Goodbye monkey. Hello, fire rooster.

In China, or as our president-elect pronounces it, Chiina, 2016 was the Year of the Monkey, believed to be unlucky for people born in previous monkey years. In 2016, it seems, we were all monkeys.

The motto for monkey years is “Changeability without being constant leads to foolishness.” So here we sit, fools all, looking back in monkey time, looking forward to rosier rooster days.

It’s been a great year — NOT. We’ve experienced some bad hombres and nasty women and lots of deplorables — too many to count, really. We lost Prince and Debbie and Carrie and were made sad. From our Legislature, I lost Phyllis Kahn and Sean Nienow, two beautiful gifts to columnists. I have great hope, however, that fresh, ripe targets will emerge across the political spectrum. They always do.
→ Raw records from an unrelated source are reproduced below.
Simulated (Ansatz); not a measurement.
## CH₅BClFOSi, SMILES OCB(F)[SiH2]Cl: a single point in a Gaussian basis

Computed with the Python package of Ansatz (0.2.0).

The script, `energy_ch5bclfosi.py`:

On the upside, we gained a woonerf. We still have the Metropolitan Sports Facilities Authority to kick around, so there’s that.

We got through one president, deep sigh from half the population, and have a new president who should add either hilarity or abject fear, depending on the day and his mood.

For a journalist, it’s all news, even when it’s not all good. It’s an amazing job. One day you write about a terrorism trial, the next about a police-involved shooting that polarizes the city. Then a story drops in your lap about a cop who takes a shy kid under his wing and helps him negotiate life. Maybe you get to help a homeless man find his stolen dog, assisted by scores of readers who go a step further and find the man his dog, then a home, and finally a heart valve replacement.

Amazing. Just like life.

It all draws comments. Every year I like to look back, or I should say, am forced by my boss to look back, on the year’s output. I also skim through my haphazard log of phone calls and e-mails to sort the love from the vitriol, angst, slurs, taunts, threats (infrequent), requests for Vikings tickets (who do you think I am, Ted Mondale?) and offers of cash (kidding).

Certain words seem to resonate in those cherished comments from readers. “Idiot” is one. “Hack” seems popular, as does “nut job.” Yet, the phrases “thank you” and “how can I help?” exceed all others in messages, except of course for, “your prescription is ready at Walgreens.”

“Never do I agree with you, yet I seem to be able to get along with you,” said a guy named Jason.

“What will you do when your archaic, outdated career goes by the wayside?” inquired an apparently concerned reader named Adam. “I can’t wait for you to be out of work, you slime-peddling merchant of yellow journalist.”

Another, I’d like to think more enlightened, reader, wrote: “Thank you for giving voice to the working poor, and maybe, just maybe, tweaking the underdeveloped social conscience of those who regard the poor with contempt.”

“[You are] a Ponzi scheming fraud; and a hoarding, greedy one to boot,” said Adam, again. “A limousine lib at his finest. You won the lottery to be born when you were. Good riddance, propagandist.”

“Your column on Sunday was the talk and laughter of our caroling party,” said a woman who has an absolutely awesome caroling party.

“You are paid to say every problem is a Republican problem,” wrote Michael, a former subscriber from Edina. (Happy New Year, Michael, I know you are reading this.)

“Thanks for your column on the DFL cabal,” said one caller. “It’s nice to see a journalist who won’t kowtow to the powerful.”

“I read your disgusting article on John Stumpf, former CEO of Wells Fargo,” said a friend of Stumpf. “I have known John for over 30 years and he has more integrity than you could only hope to have.”

“I’ve lived in Mpls. for a very long time. I’ve never sent a comment to the newspaper or a writer,” wrote a guy who I hope is my neighbor. “Every paragraph of this column is beautifully crafted truth.”

“Donald Trump, was elected to roll back Obama’s evil, anti-American, globalist-socialist world agenda,” said a gentleman I’m guessing is not my neighbor in south Minneapolis. “America will be free again. January 20th, 2017 starts the first day of freedom.”

“I started to read your column with interest,” one reader began. Sorry, but I deleted the e-mail before I got to read the rest.

And finally, a dare:

“My challenge with most liberals is they want to intellectualize subjects instead of accepting simple answers,” he wrote. “Maybe you should also write to the 49 percent who voted for Trump. That is a true journalist, someone who can write articles for the whole audience, not just one side. Thank you for your time.”

No, thank you for your time. And for your opinions, those of beautifully crafted truth and those of slime peddling propaganda. May your New Year be a rooster, with fewer nasty women and deplorables, filled instead with caroling parties, freedom and simple answers.